Utilizing the Registers of Free Blacks for the City of Staunton and Augusta County, Virginia 1803-1864
Problem: What important conclusions can be drawn from examining digital archives of primary source documents? What are the limitations of such sources? How might one utilize quantitative data to help answer qualitative historical questions?
To improve knowledge of the African-American experience and the daily lives of free blacks in the antebellum south.
To gather information on the similarities and differences in the lives of the roughly 90% of African-American who were enslaved and the 10% who were not.
To understand & start to develop some of the skills that practicing historians use when they examine primary sources to construct historical analyses and narratives.
Resources: (I have checked these links & they are working as of 10/23/17)
2 registers of free blacks in Augusta County, Virginia and a register of free blacks in the city of Staunton, Virginia- gathered as part of The Valley of the Shadow website-
The URL for the register’s home page is: http://valley.lib.virginia.edu/VoS/govdoc/free.html
You should enter the particular registers from this page- all 3 registers can be accessed from the above URL.
Nature of the WebSite: The Valley of the Shadow: Two Communities in the American Civil War is a massive historical archive of primary sources (letters, diaries, newspapers, court records, government documents, & military reports) documenting the history of 2 communities in the Great Valley of the Shenandoah: Franklin County, Pennsylvania and Augusta County, Virginia. Directed by noted University of Virginia historian (& now president of the University of Richmond) Edward Ayers, the project attempts to weave together the histories of these 2 places, separated by a few hundred miles and the Mason-Dixon Line. It is composed of 3 parts- before the war, the war itself, & the Reconstruction period.
The following exercise should be submitted as a 4-5 page analytical paper. Please give ample space to both the primary source documentation (Steps One & Two) as well as the conclusions you draw from the web-based information itself (Steps Three & Four).
Step One: Briefly examine the introductory pages of the Valley site- http://valley.vcdh.virginia.edu/. Get a feel for what the authors are trying to develop with this on-line project.
Then go to the Free Black registry page- http://valley.lib.virginia.edu/VoS/govdoc/free.html and examine the registries of the free African-Americans in the city and county. You will be gathering quantifiable evident form a register about the lives of free blacks, focusing on the categories listed below. After your overview, choose ONE REGISTER and ONE OF THE CATEGORIES listed below.
Born free/free born- What proportion of free African-Americans in this area were born free?
Emancipated- What proportion of free African-Americans in this area were emancipate or manumitted?
Racial background- Did free African-Americans in this area tend to be of mixed race or mulatto background?
Trade- What can you find out about the kinds of work free African-Americans did in this area? What were the predominant occupations?
Age and Gender- Were free African-Americans more likely to be old or young- male or female?

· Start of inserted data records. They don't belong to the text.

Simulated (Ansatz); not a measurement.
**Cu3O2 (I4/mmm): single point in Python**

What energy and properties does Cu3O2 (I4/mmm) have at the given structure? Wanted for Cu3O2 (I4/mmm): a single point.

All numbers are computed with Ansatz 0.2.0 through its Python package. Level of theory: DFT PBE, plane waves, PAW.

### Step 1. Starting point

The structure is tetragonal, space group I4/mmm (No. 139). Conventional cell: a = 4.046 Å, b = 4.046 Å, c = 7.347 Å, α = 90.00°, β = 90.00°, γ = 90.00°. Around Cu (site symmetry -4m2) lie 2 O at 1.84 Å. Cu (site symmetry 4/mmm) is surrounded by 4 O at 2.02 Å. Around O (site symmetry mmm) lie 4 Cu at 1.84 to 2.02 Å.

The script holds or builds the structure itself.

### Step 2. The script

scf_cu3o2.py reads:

Choose one of the registers, counting information relevant to your category & recording the count. Concentrate on one register & only one of the categories listed above. If there is not enough material for that category &/or register, you may move on to other registers & categories.
Step Two: Consider what conclusions might be drawn about the categories & registers you chose- especially focusing on the lives of free African-Americans, based upon the information you discovered. Center your analysis on the following questions-
a). What kinds of information do the registers provide? What information could you find about the category you chose? What information seemed to be missing? What else would you want to know to help you answer your questions?
b) Who do you think created these registers in the 19th century (I’m not looking for you to find the 2000 era UVa grad students who transcribed them)? What were the registers used for? How might this affect the nature of the information they contain?
Step Three: What conclusions did you draw from your research into the websites? Discuss the process of working with this information. In what ways did you find the data revealing or problematic? What did you learn from using these documents on this topic?
Step Four: What did you learn about the notions of slavery and freedom from engaging with this material and this activity? Did the process raise important questions or encourage critical thinking and analysis? What issues did the exercise raise about the challenges historians face as they conduct research in primary sources and use other materials? What does it suggest about the kinds of conclusions that can be derived from sources of this type?
What are the most important advantages and disadvantages of examining primary sources such as these? How would such a process compare with only using secondary sources such as a textbook? Does the use of new media such as the Internet change the process in significant ways? What are the possibilities and pitfalls of using the Internet for historical research?
You may add the raw data from the registers that you used as an appendix to your paper if you wish.